Those who want to revisit some of The Colony's earliest news stories will soon have a more convenient option to view them.
All 55,000 pages of them.
The Colony Public Library recently began a project where it will digitize the city's newspapers that date back to The Colony’s beginnings.
The library secured a scanning machine to digitize original editions of local newspapers thanks to a fundraiser by The Colony’s Friends of the Library.
Once the project is complete the library expects to have an online, searchable option for newspapers covering The Colony that go back to 1969.
Megan Charters, director at The Colony Public Library, said this project is important in preserving The Colony’s history.
“These papers are the only known existing copies in The Colony, Texas and the U.S.” Charters said. “They represent the most whole and continuous source of information on the history of The Colony from when it started as a Fox & Jacobs housing development, to when it became a Municipal Utility District, to its incorporation as a city, and everything after.”
Not to mention the slow yellowing of the older papers.
“It’s important to preserve them,” she said.
She said often times residents will come to the library to look for some historical information on the city, such as the well-known “purple house.”
“People sometimes ask about looking at a newspaper from 1986,” Charters said. “But if they don’t know the date, they have to search through page after page.”
The collection will include several newspapers that have covered The Colony over the years, beginning with “The Little Elm Tide,” in the early days and its current newspaper “The Colony Courier-Leader,” which is part of Star Local Media.
News in The Colony was first covered by “The Tide,” which was owned and operated by Jack and Mary Blalock.
The Blalock family moved from Arizona to Texas in 1974 after reading about Fox and Jacobs housing development. They bought “The Little Elm Tide,” which covered The Colony until 1976.
“The couple took a gamble and moved to Texas, reasoning that the new community would eventually need a newspaper,” Charters said. “They arrived in Texas two months before the first residents of The Colony and settled nine miles north in Little Elm.”
Jack Blalock then opened “The Colony Courier” in 1976, which covered the city until it stopped publishing in 1988. In 1997 a group of residents created their own version of “The Colony Courier,” which had no connection to the previous title. It found itself going up against “The Colony Leader,” which started publishing in 1986. By the 1990s there were two other resident-published papers as well – “The Colony Challenge” and “The Colony Times.”

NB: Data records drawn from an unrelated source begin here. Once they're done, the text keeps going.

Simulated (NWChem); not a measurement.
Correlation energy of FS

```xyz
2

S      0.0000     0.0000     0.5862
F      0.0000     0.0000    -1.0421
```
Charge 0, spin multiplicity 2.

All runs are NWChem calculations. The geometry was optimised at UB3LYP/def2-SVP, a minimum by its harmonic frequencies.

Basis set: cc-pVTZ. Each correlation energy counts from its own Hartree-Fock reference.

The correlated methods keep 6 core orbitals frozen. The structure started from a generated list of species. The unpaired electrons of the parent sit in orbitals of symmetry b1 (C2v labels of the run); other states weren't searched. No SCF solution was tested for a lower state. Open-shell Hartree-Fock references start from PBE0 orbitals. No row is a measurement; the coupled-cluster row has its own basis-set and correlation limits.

“People called it a newspaper war because for such a small town back then it was not usual to have so many papers,” Charters said.
In 1999 “The Leader” and “The Courier” merged into what is now “The Colony Courier-Leader.” The collection will also include “The Little Elm Journal,” also a Star Local Media product.
The Blaclocks donated their papers to the library, and the library subscribed to the papers that followed.
Charters said the library has just begun the process of digitizing the newspapers. She said the library received the scanning machine about a month ago, and library staff is going through the training and organizing the papers now.
“We’re starting in 1968 and moving forward,” Charters said.
She said after all of the pages are scanned in the file will be sent to the University of North Texas to have them put into the Portal to Texas History. There, the files will be made keyword searchable.
Charters said about three and a half years worth of newspapers have already been digitized thanks to a grant.
“This will outline everything in the history of The Colony,” Charters said. “These papers literally include the names of the first people who moved in. They cover politics, news and the formation of The Colony even before it was a city. It has all of the information we have used at the library to create a historical document.”
Charters said when the library posts its Milestone Monday feature online nearly all of the information comes from old newspapers.
“Since they’re not digitized we have a very dedicated volunteer, Don Beckal, who flips through page after page,” Charters said. “To have 55,000 pages digitized would be amazing.”